If $f(x)$ is integrable as well as differentiable on $\mathbb{R}$, can we conclude that $f$ is bounded on $\mathbb{R}$ If $f(x)$ is integrable as well as differentiable on $\mathbb{R}$, can we conclude that $f$ is bounded on $\mathbb{R}$, or at least, there exists some $M>0$ so that $m(\{x:|f(x)| > M\}) = 0$?
I feels that this should be true, because at least $f$ is bounded on any compact set.. But, is there a way to prove it or is there any counter example?
Many thanks to any help! 
 A: Continuous unbounded but integrable functions is similar.  As Daniel Fischer says, if you want smoother functions, mollify.
In essence, for a continuous function, integrability is a global property and depends on the behavior of the function at infinity.  Differentiability is a local property, so there isn't really any reason to expect that they should be related.
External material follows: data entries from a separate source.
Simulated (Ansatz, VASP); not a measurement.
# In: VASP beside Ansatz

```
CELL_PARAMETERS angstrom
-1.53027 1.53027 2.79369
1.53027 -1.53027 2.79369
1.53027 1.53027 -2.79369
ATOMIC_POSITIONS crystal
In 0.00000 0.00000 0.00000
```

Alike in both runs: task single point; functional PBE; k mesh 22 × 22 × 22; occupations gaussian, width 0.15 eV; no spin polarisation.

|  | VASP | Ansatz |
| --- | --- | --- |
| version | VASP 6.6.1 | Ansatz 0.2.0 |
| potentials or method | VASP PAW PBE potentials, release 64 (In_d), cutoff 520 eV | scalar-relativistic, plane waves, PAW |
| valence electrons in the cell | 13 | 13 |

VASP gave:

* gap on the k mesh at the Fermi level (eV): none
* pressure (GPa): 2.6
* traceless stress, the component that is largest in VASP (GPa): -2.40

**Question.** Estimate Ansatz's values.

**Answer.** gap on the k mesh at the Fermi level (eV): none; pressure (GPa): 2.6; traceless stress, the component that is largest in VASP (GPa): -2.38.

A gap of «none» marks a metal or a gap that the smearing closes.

For an alternate construction, let $\psi$ be your favorite bump function.  Let's say $\psi$ is $C^\infty$, nonnegative, compactly supported in $(0,1)$, has $\int_0^1 \psi(x)\,dx = 1$, and $\sup_{[0,1]} \psi = 3$.  Then for real numbers $a>0$, $c\in \mathbb{R}$ and $b \ge 1$, the function $a \psi(b(x-c))$ is supported in $(c,c+1)$, takes the value $3a$ at some point in that interval, and has $\int_{\mathbb{R}} a \psi(b(x-c))\,dx = a/b$.  
Now let
$$f(x) = \sum_{n=1}^\infty 2^n \psi(2^{2n}(x-n)).$$
$f$ is $C^\infty$ since on each interval $(n, n+1)$ only one of the summands is nonzero.  And by Tonelli's theorem, since all the summands are nonnegative we can interchange sum and integral to get
$$\int_{\mathbb{R}} f(x)\,dx = \sum_{n=1}^\infty \int_{\mathbb{R}} 2^n \psi(2^{2n}(x-n)) \,dx = \sum_{n=1}^\infty 2^n/2^{2n} = \sum_{n=1}^\infty 2^{-n} = 1.$$
So $f$ is integrable.  And clearly $f$ is unbounded since for each $n$ there is an $x \in (n,n+1)$ with $f(x) = 3 \cdot 2^n$.
Intuitively, $f$ consists of a series of smooth bumps marching off to infinity.  Each bump is twice as high and one-fourth as wide as the previous, hence has half the area.
A: No, $f(x) = x$ is integrable, differentiable and unbounded.